I think we're talking about different things. Take three scenarios.

1. Mediocre idea for an app with a lot of funding, raised a competent team of coders, business school grads with no experience in the lead. This will fail. Those guys will take the money and buy jeeps, degrade the product with bad ego-driven ideas, etc.

2. Great idea for an app with no funding, founded by coders. These people will work their ass off all weekend for free. Business people can't see the value; will never see the value; if they touched it they'd ruin it, but they won't touch it. The app launches, gets to the front page of HN, a week later it's dead because there's no business model. Here you could make a case that some business people should have been involved.

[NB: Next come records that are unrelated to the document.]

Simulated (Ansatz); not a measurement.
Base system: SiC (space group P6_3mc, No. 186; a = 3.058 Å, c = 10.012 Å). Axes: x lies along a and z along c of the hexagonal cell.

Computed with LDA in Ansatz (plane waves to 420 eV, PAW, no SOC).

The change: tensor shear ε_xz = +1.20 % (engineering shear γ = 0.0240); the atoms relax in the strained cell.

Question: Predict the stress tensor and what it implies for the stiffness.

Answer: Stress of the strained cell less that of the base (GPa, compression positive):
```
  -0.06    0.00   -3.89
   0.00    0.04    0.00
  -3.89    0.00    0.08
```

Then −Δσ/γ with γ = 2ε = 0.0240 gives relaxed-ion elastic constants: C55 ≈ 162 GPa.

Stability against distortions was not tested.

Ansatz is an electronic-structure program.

3. The ideal case. This is not an idea for an app. This is not really even an app. Someone has a glass factory. Or a small chain of hotels. Their employees are constantly doing things on a whiteboard in the back of the office. They want to expand to more locations and scale up, but the system they have just gets more confusing and complicated the bigger they get, it's really hard to train new employees to use this whiteboard and pass these paper slips around the factory. They come and ask you how you can make it better and you build them an app that they pay for out of pocket, which puts the system up on screens all over the facility. One-off deal. Then they grow and they ask for more apps to manage their customers, their inventory, their billing. Multi-one-off-deals, but now you have an ecosystem you maintain for them.

Those are the business people I'm talking about, not the ones who approach you with an elevator pitch where "it's like Uber but for dogs" or something.